With the rising cost of living and consequent shrinking of disposable income, the financial future of Filipino families appears to be bleak. Then came Republic Act (RA) 9504, covering the government’s latest tax relief for minimum wage earners (MWEs). With the effectivity of RA 9504 on July 6, 2008, the government sought to address the growing costs of the Filipino family by ensuring MWEs have a bigger “take-home pay.”
How does RA 9504 work
RA 9504 significantly amended 1997’s National Internal Revenue Code (otherwise known as the Tax Code). The salient features of this law boast of higher personal exemption from P25,000 to P50,000 for all taxpayers, regardless of wage rate or status (e.g., single, married or head of the family), while additional deduction for qualified dependents jumped from P8,000 to P25,000.
Moreover, MWEs (or those earning the legally mandated wage fixed by the Regional Tripartite Wage and Productivity Board, i.e. P382 per day in Metro Manila) are exempt from paying income taxes. Correspondingly, this would translate to additional take-home pay of P750 to P1,200 per month. MWEs also enjoy having their benefits like holiday, overtime, night shift differential and hazard pay which are exempt from income tax.
Impact on non-MWEs and the government
Notably, the increase in personal and additional exemption has been applied across-the-board. This means, regardless of status and wage, all employees now enjoy much higher exemption. However, the law does not fully take in hand the financial burdens of an employee earning just a peso more compared to MWEs. With this setup, low to middle-income wage earners stand to lose out to MWEs in terms of take-home pay, and yet both face the same increasing cost of living.

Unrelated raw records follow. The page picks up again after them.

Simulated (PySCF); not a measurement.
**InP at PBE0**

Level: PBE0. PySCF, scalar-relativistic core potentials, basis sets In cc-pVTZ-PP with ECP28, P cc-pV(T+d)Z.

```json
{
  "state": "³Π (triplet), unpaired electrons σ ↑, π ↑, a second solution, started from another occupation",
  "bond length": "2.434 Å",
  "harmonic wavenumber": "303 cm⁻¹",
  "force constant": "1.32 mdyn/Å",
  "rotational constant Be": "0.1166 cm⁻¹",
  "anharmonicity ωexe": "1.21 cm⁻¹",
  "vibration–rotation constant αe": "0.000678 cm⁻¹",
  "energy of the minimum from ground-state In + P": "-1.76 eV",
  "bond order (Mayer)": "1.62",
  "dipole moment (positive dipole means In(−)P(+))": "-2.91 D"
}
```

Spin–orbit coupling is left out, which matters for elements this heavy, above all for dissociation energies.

On the other hand, Finance Secretary Margarito Teves estimated that foregone revenues would be at P14.2 billion annually with the implementation of RA 9504. Time and again, it has been said taxes are the lifeblood of government, without which it will not be able to operate. This definitely poses a challenge to authorities as to where and from whom they will get the funds to offset the expected “lost” revenue.
RA 9504, friend or foe?
Many have expressed skepticism with the introduction of this plan to the Philippine taxation system. Critics of this law emphasized the destruction of the concept of equilibrium of work and salary, there being a desire for an employee to remain an MWE even if his or her employer offers a higher salary in case of promotion. Some even have attacked its constitutionality as it unduly discriminates non-MWEs. Presently (and even prior to the introduction of RA 9504), our tax system applies graduated rates relative to tax imposition. This means, people with higher incomes pay more taxes. The only difference is that MWEs, based on the present format, no longer need to pay taxes, while non-MWEs still have to pay taxes based on graduated rates. As such, this definitely does not solve the financial burden of low to middle-income wage earners.
Unfortunately, RA 9504 seemed to have just sprung up to immediately pacify concerns of people due to the rising cost of rice and crude futures last year. It seems apparently clear this solution has not been thoroughly thought of, going against the constitutional policy of an evolving system of taxation that should be both equitable and progressive.
For now it addresses some concerns, but this might just be a temporary solution. Until such time the government is able to reduce the cost of living gauge, implement a more equitable tax system, and (of course and most importantly) that people can be more financially prudent, we have to comfort ourselves with RA 9504.